Servicemembers teach Afghans the ways of small-town government
By DIANNA CAHN | STARS AND STRIPES Published: April 17, 2010
KHAYR KOT DISTRICT, Afghanistan — Before deploying with his battalion to Afghanistan, Lt. Col. David Fivecoat did something unusual to prepare his men.
He took his company commanders to a city council meeting in Clarksville, Tenn., across the border from their base at Fort Campbell, Ky., to “see the workings of small-town government.”
It might seem an odd way to ready men for war. But in a counterinsurgency that is increasingly about governance and development rather than beating combatants on the battlefield, Fivecoat, the battalion commander in western Paktika province, believes the lesson served them well.

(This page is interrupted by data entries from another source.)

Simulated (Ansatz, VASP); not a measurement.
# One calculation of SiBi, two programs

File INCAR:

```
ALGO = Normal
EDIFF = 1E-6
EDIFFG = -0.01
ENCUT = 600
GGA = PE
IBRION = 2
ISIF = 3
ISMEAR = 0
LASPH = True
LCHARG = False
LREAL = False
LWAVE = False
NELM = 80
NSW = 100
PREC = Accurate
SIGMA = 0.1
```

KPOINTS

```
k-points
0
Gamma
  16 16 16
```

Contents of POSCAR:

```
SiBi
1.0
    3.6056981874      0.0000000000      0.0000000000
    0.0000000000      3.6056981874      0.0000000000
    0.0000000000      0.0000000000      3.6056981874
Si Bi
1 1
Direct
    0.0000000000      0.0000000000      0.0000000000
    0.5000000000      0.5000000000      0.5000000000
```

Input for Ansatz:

“Everyone agreed that local government is more organized in the United States, but it’s the same in Clarksville, Tennessee, or in [Khayr Kot], Paktika province, Afghanistan,” said Fivecoat, who commands the 3rd Battalion, 187th Infantry Regiment, 3rd Brigade Combat Team, 101st Airborne Division. “It’s a little more unruly, a little more disorganized, but it’s the same.”
While all-out combat is far from over in this eight-year war, recent months have marked a dramatic shift in methodology by NATO forces, who are following a field manual on tactical counterinsurgency at the smaller-unit level that Fivecoat himself wrote.
Combat units now contain a squad-sized contingent of humanitarian teams focused on governance and development who have been deploying around the country in force since the start of the year.
“I told my guys before we got here that if we left Afghanistan without killing a single person and all we did was build areas, we’ve done our jobs,” said Capt. Aaron Schwengler, commander of Company B in Khayr Kot and the more volatile Kushamond district farther south.
The soldiers here work closely with civil affairs specialists, human terrain team representatives, provincial reconstruction teams, a special military officer who handles smaller, military-funded projects and representatives from the U.S. Agency for International Development, which receives foreign policy guidance from the State Department.
It’s not unusual to see local government leaders fielding questions from three or four parties during a single meeting with coalition forces.
“We are drinking a lot of tea and trying to improve relationships with the key leaders in the Afghan districts and provinces and figuring out the way ahead between us and the Afghan government,” Fivecoat said.
In the Kushamond area near the Pakistani border to the south, Schwengler’s men face a conventional fight. But even in more peaceful areas, selling a government tainted by ineffectiveness and corruption is fraught with problems.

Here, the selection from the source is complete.